JD Vance received an icy welcome on the Sunday press shows this weekend.

The vice president sparred with “Meet the Press” host Kristen Welker and “This Week” host George Stephanopoulos, ducking questions about Donald Trump’s Department of Justice and the ongoing bribery scandal surrounding border czar Tom Homan.

Welker was up first, and she grilled Vance about the recent indictments of former FBI Director James Comey and New York Attorney General Letitia James. Welker brought up reports that a recent Trump post to social media, calling for the prosecution of his political opponents, was meant to be a direct message to Attorney General Pam Bondi.

“Is the Department of Justice acting on orders from the president to prosecute his political opponents?” Welker asked.

“The president is allowed to have opinions about the law enforcement of the federal government. He is the chief executive officer of the federal government,” Vance said. “Him having opinions doesn’t mean that we prosecute people unless we have the legal justification to do so.”

Welker regularly pushed back on Vance’s defence of National Guard deployments in American cities and the Trump DOJ’s prosecutions, but ultimately the interview ended on agreeable terms. Stephanopoulos, the host at the center of a Trump defamation lawsuit that ABC settled for $15 million, extended no such niceties to the administration. The “This Week” host grilled Vance about the Homan bribery report and criticized Vance’s shiftiness.

Vance said unequivocally that Homan “did not take a bribe,” while allowing that he may have taken $50,000 from agents conducting a sting operation for legitimate reasons. 
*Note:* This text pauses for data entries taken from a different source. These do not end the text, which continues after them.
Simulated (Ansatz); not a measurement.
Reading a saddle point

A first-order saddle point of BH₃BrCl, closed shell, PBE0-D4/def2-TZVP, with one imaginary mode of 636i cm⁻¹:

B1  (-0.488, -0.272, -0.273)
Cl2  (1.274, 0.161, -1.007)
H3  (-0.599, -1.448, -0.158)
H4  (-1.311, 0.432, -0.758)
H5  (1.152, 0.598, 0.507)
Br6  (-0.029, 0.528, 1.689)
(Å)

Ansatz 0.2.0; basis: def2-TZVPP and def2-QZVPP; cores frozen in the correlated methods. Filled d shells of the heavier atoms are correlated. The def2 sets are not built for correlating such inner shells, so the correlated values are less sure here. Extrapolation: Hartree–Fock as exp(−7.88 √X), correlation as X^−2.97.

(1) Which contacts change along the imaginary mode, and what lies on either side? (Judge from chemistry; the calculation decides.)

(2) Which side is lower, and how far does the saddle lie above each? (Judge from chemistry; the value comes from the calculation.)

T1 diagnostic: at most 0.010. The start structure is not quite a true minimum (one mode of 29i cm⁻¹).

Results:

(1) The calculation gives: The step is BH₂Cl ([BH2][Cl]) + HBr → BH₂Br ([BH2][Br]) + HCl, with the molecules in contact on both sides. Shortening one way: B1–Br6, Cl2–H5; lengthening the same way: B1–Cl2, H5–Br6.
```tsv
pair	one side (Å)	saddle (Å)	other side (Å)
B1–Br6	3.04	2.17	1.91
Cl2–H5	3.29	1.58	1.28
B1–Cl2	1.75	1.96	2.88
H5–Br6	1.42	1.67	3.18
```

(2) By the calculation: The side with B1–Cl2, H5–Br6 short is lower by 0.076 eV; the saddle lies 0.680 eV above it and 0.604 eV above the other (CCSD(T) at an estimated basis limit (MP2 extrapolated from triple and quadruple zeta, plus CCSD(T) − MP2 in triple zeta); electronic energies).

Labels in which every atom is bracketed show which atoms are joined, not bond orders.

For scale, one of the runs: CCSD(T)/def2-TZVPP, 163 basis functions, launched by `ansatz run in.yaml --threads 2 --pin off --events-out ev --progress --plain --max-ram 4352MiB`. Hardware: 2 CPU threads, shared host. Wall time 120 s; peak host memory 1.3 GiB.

“Is it illegal to take a payment for doing services? The FBI has not prosecuted him. I’ve never seen any evidence that he’s engaged in criminal wrongdoing,” Vance said. “Nobody has accused Tom of committing a crime, even the far-left media like yourself. So I’m actually not sure what the precise question is.”

Vance’s accusation that the anchor was going down a “weird left-wing rabbit hole” was a bridge too far for Stephanopoulos. He cut the vice president’s microphone and threw to commercial over Vance’s continued objections.

“You did not answer the question,” he said. “Thank you for your time this morning.”